In the quarter under review, revenue from Value-Added Tax (VAT) rose to Rs.113.5 billion from Rs.60.6 billion a year ago, becoming the largest source of tax collections for the IRD, overtaking the corporate and non-corporate income tax collections.
The government increased the VAT rate initially from 8 percent to 12 percent and then to 15 percent with effect from last September while removing a number of VAT exemptions.
In order secure the US$ 3 billion International Monetary Fund (IMF) bailout package, the government also increased the rates of several other taxes from the latter part of last year.
In addition, IRD stated the improvement in tax administration also contributed to the increase in tax collections.
The Corporate and Non-corporate Income Tax collections rose to Rs.109.23 billion in the quarter from Rs.74.14 billion recorded a year ago as the government increased the standard corporate income tax rate to 30 percent with effect from October 1, last year.
Meanwhile, IRD collected Rs.39.2 billion through the Social Security Contribution Levy, which came into effect on first of October last year.
The revenue through Withholding taxes rose to Rs.26.6 billion from Rs.3.64 billion a year ago.
Revenue from Personal Income Taxes for the quarter rose to Rs.25.57 billion from Rs.4.67 billion a year ago.
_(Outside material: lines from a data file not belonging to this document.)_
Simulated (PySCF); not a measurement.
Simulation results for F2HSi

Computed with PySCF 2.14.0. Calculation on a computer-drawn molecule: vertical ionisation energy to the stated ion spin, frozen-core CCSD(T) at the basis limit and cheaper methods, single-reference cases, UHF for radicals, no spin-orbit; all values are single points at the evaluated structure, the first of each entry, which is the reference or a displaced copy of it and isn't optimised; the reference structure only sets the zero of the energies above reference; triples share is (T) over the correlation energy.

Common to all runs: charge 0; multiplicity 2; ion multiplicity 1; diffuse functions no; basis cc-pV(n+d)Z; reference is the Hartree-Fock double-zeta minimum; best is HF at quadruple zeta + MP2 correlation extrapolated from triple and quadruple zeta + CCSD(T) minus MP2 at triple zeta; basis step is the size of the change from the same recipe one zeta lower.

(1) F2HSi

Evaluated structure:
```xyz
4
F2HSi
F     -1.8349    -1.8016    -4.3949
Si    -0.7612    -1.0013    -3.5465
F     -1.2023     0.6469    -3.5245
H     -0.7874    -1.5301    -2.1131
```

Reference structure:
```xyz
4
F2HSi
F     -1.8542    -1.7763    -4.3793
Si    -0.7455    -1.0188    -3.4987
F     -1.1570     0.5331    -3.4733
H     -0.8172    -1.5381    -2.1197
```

However, the revenue from Share Transaction Levy declined to Rs.691 million in the quarter from Rs.1.89 billion a year ago due to a sharp drop in stock market transactions. Similarly, the revenue from Capital Gains Tax also declined to Rs.361 million from Rs.498 million a year ago.
The revenue from Betting and Gaming Levy increased to Rs.1.27 billion in the quarter from.Rs.891 million a year ago.
Sri Lanka is expected to increase the tax to GDP ratio to at least 14 percent by 2025 under the current IMF programme. The authorities are also expected to introduce a property tax and gift and inheritance tax before 2025.